Three national women’s groups launched a campaign last week to make media coverage of female political candidates more fair and less sexist.
Women’s Media Center, Women’s Campaign Forum and Political Parity have partnered to develop the project, “Name it. Change it.” All three organizations are chaired by women who have run for elected office and say they have experienced sexism firsthand.
Siobhan “Sam” Bennett, a 2008 congressional candidate and president/CEO of Women’s Campaign Forum, said when she was running for mayor in Allentown, Pa., in 2001, she experienced “breathtaking, breathtaking misogyny from my own hometown.”
At Bennett’s first political forum while running for mayor, her opening remarks were interrupted by the Democratic Club president at the time who asked what her measurements were. Even more shocking, she said, was the fact that the newspaper reporter covering the story failed to mention the comment.

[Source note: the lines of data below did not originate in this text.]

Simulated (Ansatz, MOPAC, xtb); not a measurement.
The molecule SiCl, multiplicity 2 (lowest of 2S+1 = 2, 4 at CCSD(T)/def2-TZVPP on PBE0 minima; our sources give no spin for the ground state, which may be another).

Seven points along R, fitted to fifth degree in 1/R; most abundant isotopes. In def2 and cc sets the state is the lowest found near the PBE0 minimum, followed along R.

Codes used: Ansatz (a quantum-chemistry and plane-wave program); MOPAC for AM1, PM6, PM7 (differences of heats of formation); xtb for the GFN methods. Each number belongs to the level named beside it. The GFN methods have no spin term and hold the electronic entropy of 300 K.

The project, which is being funded by a grant from the Embrey Family Foundation, is not only working with the media to maintain balanced attitudes toward women in the political world, but has also done research that suggests the depiction of women in the media might prevent women from seeking elected office.
“Women are looking at how women candidates are being handled by the media, and it is a direct deterrent to their running,” said Kerry Healey, former lieutenant governor of Massachusetts and one of the partners of the project. “These things frighten other women from doing these things where they could be judged publicly.”
The website for “Name It. Change it.” also features a pledge that journalists and members of the media are encouraged to take. The pledge includes a vow to “treat all subjects with respect, regardless of gender, and to create an overall media culture in which sexism and misogyny have no place.”
Gloria Steinem, a feminist activist and Women’s Media Center co-founder and board member, released this statement on equality Tuesday:
“The most workable definition of equality for journalists is reversibility. Don’t mention her young children unless you would also mention his … or say she’s shrill or attractive unless the same adjectives would be applied to a man. … Equality allows accuracy.”
Delmarie Cobb, a Chicago political consultant who’s worked for 5th Ward Ald. Leslie Hairston and a strong supporter of Hillary Clinton’s 2008 presidential campaign, said there’s still a lot of gender bias in the media.
“Some of the phrases reporters were using to talk about Clinton – we often joked that ‘bitch’ was the new ‘black,’” she said. “As an African-American, if someone had said to me that the media could treat a white woman worse than an African-American woman, I wouldn’t have believed it.”
She said there are often differences in the way male and female candidates’ races are handled by the media.
“In 1988, when I was the traveling press secretary for Jesse Jackson, there was not one story that told him to drop out of the race,” she said. “Hillary Clinton was winning, and the media was telling her to drop out.”
Ultimately, she said the media has a responsibility to fairness and to cover people equally.
State Rep. Lisa M. Dugan, a Democrat from the 79th District, said she agrees the media doesn’t always balance its reporting when it comes to male and female candidates.
“I still think there is an imbalance when [the media] looks at a candidate,” she said, noting that the media will often focus extensively on female candidates’ clothing and hair, but will not do the same for the suit a male candidate might be wearing.
Despite these imbalances, she said political candidates should be cautious when taking on the media.
“I’ve dealt with enough media. I don’t take it as an insult. I don’t know why anyone would care what the heck we’re wearing, but I don’t let those things bother me,” she said. “Pick your battles. If it’s insulting or untrue, take them on.”
“In the end, the things that matter are the things that are important to the people of the state,” she said.